Depending on your browser, you should obtain Jalview specific menus in
the browser (not in Firefox 2.* on MacOSX), which notably allow to
change the coloring rules.
Default coloring follows the
ClustalX code. Hydrophobic are in light
blue (AVILWC), basic are in red (KR), acid are in purple (ED), polar
are in green (NSTQ), aromatic polar in ocean (YH), proline in yellow
(P), glycine in orange (G) and fully conserved cysteine in pink (C).
The annotation below the alignment provides the position of the selected
sites, limited to branches for which the positive selection test is significant. Height of bars is proportional to Bayes
Empirical Bayes (BEB) (
Yang, 2005) confidence (higher values are more significant). In addition, bars are color coded:
light gray for confidence between 50% and 95%, dark grey between 95% and 99%, and black above 99%.
Important note: Although the test on a branch may significantly detect
positive selection over a relatively large proportion of sites (e.g.

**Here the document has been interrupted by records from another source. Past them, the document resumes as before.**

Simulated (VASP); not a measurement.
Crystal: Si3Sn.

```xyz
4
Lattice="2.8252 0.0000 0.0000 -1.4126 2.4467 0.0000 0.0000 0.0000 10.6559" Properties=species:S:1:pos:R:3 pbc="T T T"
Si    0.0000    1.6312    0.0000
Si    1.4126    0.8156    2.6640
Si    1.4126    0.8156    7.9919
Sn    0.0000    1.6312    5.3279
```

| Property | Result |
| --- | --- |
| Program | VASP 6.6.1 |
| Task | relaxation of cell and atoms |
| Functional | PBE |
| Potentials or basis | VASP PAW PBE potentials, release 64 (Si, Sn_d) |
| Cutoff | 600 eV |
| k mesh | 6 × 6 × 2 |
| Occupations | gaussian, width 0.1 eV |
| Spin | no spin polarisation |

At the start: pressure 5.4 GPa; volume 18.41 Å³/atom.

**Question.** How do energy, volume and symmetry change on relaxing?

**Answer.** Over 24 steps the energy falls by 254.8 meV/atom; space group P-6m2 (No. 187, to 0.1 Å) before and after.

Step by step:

5%), data will often not be sufficient to detect all these sites with
good confidence. Thus in many cases fewer sites will be reported by BEB
than expected from the likelihood test. And in some cases no sites will
be predicted by BEB although positive selection is significant for a
proportion of sites on the branch.
In the following example, we highlighted the four fishes of
the Percomorpha clade (Tetraodon, Fugu, Stickleback and Medaka).
The position 364 in the Percomorpha branch is predicted to have been
under positive selection with high
confidence, for a switch to hydrophobic residues (V and I) from
Glutamine (Q). The next position 365 is also predicted to have been under
positive selection, for a switch to Histidine (H) from other amino acids
(P and F), but with lower confidence. The BEB value of the latter is
89.5%, as we can see in the bottom of the window when placing the mouse over the BEB
bar. In the same site, there is also a selection on the Theria branch for a Proline
against Phenylalanine and Histidine (F and H).